I was just vacuuming a room (not at my house) after I was asked to check out a vacuum that wouldn’t work. I’m good at fixing things- I get asked stuff like this all the time, so I checked it out.
I ran through the thing and turned it on and it seemed fine, except the brushes weren’t spinning.
Because they weren’t turning on. Easy peasy, press the pedal and they whirred away. But i’ve got to test it to make sure, otherwise how do you know?
So I started vacuuming around the living room, where I was checking it out. Because how else do you test a vacuum to make sure it’s working properly? You use it. If it sucks, it’s good to go. But you don’t know until you use it.
The room was pretty open, hardwood floors, but it needed a vacuum. You know, dog hairs, daily kid traffic, whatever. So without really thinking about it, I began vacuuming the front entry and dining room.
What happened as I did it absolutely blew me away.
As I guided the vacuum on a choreographed routine around I began thinking about my work week and running through some pretty high level things I was going to have to talk to people about.
I’m a business development consultant with some clients that do pretty high level things in the world. I’m grateful for the cool conversations things I get to have, and I was reminded of something that one of them mentioned to me: he said that he would never let anyone vacuum his office because that was his time to think.
I never really understood it until the very moment where I was doing the very thing.

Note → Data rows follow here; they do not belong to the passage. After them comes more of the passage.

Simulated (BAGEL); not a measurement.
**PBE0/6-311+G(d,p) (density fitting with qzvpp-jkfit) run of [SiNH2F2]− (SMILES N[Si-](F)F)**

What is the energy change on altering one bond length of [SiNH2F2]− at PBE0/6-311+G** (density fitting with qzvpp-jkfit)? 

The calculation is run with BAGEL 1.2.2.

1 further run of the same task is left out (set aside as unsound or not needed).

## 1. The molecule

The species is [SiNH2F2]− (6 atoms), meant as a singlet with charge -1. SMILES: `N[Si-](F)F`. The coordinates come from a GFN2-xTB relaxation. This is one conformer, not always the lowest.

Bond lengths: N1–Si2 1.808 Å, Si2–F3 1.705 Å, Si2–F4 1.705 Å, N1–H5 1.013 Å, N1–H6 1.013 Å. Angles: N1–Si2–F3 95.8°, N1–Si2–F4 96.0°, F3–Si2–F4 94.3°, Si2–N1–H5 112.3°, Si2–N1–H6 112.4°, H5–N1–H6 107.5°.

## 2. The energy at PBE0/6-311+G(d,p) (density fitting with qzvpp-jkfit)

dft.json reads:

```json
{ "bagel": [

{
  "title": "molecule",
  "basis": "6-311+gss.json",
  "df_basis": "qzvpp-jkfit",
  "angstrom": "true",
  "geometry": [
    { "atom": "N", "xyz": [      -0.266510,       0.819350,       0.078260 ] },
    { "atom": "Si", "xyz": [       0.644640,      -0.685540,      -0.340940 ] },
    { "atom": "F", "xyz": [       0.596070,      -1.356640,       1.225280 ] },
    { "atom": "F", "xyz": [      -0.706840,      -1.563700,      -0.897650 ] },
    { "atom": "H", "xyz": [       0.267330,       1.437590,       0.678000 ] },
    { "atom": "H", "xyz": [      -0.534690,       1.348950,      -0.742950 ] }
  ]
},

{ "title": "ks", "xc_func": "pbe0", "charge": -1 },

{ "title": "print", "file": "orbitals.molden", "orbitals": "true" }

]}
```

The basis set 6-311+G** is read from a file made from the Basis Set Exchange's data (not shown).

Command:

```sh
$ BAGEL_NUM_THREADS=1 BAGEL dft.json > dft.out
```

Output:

But as I vacuumed the floor of a home of a friend’s I was able to solve some of my world’s problems that might have taken a lot longer to do through the more directed methods.
What I’m getting at is that these simple tasks can be meditative and can get you closer to whatever goal you’re working on. It doesn’t matter if it’s on your time or someone else’s time, use it to plan your next move, work through some hurt, ponder a solution, or simply be grateful.